I have found the code that is causing this issue. It is in the tcp-socket-base.cc file, in the TcpSocketBase::SendDataPacket() method. On line 2068, the conditional test is not sufficient for cases where a packet sent includes both retransmission bytes and original transmission bytes. Likewise, the number of bytes passed to the callback on line 2070 needs to be updated. I have made a fix for this issue and tested is using the problematic simulation. With this fix applied, the data sent callbacks are all occurring like they should be. I am attaching a patch for this file.
Created attachment 2068 [details] Proposed patch for TCP data sent callback bug
Thanks for a detailed bug report and the patch. We should also create a test suite for this callback operation (over a lossy channel) before closing this bug.
Created attachment 2210 [details] Updated patch Hi, I have investigated this bug and I don't understand why you use such a conditional statement. Wouldn't that be enough? See my patch. (Test case is coming)
Created attachment 2211 [details] Proposed test case This is the testcase: we run various transmission, and check if at the end the amount of data notified is the same than the amount of data transmitted at application level. To simulate your environment, I used a TcpSocket that, the 50% of the time, saves in its buffer only the 50% of the packet, forcing on one packet the situation you described. Actual ns-3-dev fails; with any of our patches, it does not raise any error.
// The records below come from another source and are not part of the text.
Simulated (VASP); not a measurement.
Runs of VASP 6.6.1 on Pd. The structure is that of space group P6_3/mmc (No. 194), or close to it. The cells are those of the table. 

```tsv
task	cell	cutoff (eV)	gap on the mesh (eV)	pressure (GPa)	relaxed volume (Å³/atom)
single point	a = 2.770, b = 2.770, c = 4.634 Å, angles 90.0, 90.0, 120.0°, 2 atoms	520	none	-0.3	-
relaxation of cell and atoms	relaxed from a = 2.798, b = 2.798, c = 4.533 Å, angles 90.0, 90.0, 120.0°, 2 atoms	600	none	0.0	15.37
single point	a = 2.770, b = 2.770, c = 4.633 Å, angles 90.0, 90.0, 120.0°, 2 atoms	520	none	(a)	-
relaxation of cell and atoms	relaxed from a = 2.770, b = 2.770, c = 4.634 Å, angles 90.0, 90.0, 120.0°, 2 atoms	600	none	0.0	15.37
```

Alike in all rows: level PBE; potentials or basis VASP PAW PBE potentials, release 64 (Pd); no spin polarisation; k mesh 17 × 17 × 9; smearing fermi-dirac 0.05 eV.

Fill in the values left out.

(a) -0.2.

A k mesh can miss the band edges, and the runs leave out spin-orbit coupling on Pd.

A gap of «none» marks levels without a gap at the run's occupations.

Created attachment 2212 [details] One-file patch for test case and bug correction I've checked. Your condition is the following: (seq + sz > highTxMark && highTxMark >= seq) I advocate that the latter part is not necessary, since highTxMark is always >= seq (or we have holes in the transmission.. For instance, if highTxMark < seq, it means that we have not transmitted the piece from highTxMark to seq). I'm pushing these after checking that other tests does not fail, adding you as contributor. Thanks!
Fixed in 11789:fbe8b99cb680